China Upgrades Qinghai-Tibet Highway

China has launched a large project to upgrade the Qinghai-Tibet highway, the world's highest road above sea level.

This is the fifth time that the Chinese government has ever upgraded the artery which connects Tibet with the hinterland of the country, according to communications sources from the Tibet Autonomous Region in southwest China and Qinghai Province in northwest China.

The projects to be upgraded include the Riyue Mountain-Golmud section inside Qinghai, and Yangbajain-Lhasa section in Tibet, totaling more than 700 kilometers and involving an investment of 1. 5 million yuan (180 million U.S. dollars).

The 600-km-long Riyue Mountain-Golmud section is expected to be completed in 2002. The Yangbajain-Lhasa section will become the best highway in Tibet upon completion. Tibet now boasts more than 20,000 km of highways.

The 1,937-km Qinghai-Tibet highway starts from Xining, capital of Qinghai, and ends at Lhasa, capital of Tibet. It is 4,000 meters above sea level.

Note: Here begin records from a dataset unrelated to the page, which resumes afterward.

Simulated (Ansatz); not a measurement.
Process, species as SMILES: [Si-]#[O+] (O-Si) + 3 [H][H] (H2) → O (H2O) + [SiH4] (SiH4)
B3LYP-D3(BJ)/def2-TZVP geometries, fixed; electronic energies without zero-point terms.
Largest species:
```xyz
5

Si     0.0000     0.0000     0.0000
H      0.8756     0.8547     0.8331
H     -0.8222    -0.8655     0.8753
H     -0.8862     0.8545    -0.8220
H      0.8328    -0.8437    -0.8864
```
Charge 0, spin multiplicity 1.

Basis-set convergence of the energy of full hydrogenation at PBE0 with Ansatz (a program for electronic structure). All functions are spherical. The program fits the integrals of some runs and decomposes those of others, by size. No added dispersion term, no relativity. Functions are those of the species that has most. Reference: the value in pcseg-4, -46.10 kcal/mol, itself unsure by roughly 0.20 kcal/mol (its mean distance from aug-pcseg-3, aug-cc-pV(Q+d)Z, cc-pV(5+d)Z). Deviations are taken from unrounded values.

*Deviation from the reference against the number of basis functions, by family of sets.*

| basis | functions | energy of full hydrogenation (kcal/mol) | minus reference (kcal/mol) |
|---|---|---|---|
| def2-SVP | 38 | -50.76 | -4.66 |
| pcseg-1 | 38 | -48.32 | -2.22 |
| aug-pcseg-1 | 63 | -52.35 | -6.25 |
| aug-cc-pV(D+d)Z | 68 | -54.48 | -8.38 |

This highway has handled over 85 percent of the cargo going to and out of Tibet annually since it opened to traffic in 1954. At the same time, it also transports fuel into Tibet and serves as a communication link between Tibet and other parts of China. The highway surmounts 15 mountains and 25 rivers in an area with low temperature and frozen earth.

The Chinese government turned the former sand-and-stone- surfaced highway into an asphalt road in 1973. The Ministry of Communications invested 850 million yuan (102 million U.S. dollars) in 1991-1996 in upgrading the highway.